I have three inboxes, LinkedIn messages, and Instagram DMs on three accounts to check daily. That’s excluding the Facebook messenger, Hotmail, Gmail and iCloud inboxes which I have ignored for about 10 years. I don’t even know how many messages I receive a day (I don’t have the time to count), but it’s multiple hundreds. I try my best to keep up with the constant communication onslaught, but it’s a struggle. I even find that I avoid going back to friends and family (who I do actually want to converse with), because my response battery gets so depleted by the end of the day. So, for 2024, I am thinking of adopting a new approach… just not. If I could add in a poll here, I would genuinely love to know how people feel about the etiquette of emails. Are there different rules around the messages that are unsolicited versus those that are not? Is it ok to ignore people? For example, in my world, email traffic falls into different categories:
Crucial - messages from clients paying us to do a job. Team members that require support.

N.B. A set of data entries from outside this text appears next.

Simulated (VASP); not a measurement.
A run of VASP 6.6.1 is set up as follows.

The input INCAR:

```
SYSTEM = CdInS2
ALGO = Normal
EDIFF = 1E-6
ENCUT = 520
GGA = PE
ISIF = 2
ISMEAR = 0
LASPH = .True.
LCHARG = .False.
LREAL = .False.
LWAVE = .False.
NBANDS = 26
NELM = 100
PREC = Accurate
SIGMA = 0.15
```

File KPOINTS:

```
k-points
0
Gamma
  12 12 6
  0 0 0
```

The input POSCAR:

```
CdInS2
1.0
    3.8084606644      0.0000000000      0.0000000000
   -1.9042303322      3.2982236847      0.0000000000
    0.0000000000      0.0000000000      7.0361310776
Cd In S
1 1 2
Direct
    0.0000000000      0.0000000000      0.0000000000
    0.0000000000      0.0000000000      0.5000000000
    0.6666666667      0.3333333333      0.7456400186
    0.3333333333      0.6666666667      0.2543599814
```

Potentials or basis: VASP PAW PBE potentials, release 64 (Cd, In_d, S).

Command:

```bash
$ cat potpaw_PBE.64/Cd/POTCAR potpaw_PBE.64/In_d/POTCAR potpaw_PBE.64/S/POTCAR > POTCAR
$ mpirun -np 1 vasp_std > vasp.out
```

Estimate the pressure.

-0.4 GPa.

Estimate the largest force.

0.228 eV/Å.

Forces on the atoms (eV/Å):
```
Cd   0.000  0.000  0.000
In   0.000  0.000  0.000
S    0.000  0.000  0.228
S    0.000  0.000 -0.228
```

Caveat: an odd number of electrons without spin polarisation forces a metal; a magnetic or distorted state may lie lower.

Essential - suppliers that require answers to progress.
Of interest - could be unsolicited, however relevant and of interest emails from people you potentially know or know of.
Not now - emails about things that could be of interest, but aren’t top of mind.
Irrelevant - unsolicited emails that aren’t of interest. Ironically, these seem to be the ones most heavily chased up.
We have a few email rules in my communications business. One of them being that we don’t follow up with media on pitches, unless we have something new to share with them that we genuinely think could be of interest. Personally, I don’t like being chased multiple times on email for something that I am not interested in.
So what is the consensus on all of this? Is it ok to just delete emails that don’t fall into the priority categories, or, should we adopt the perhaps more polite process of replying to say, even when things aren’t of interest to us?
Let me know your vote. Just don’t send me an email (joking!).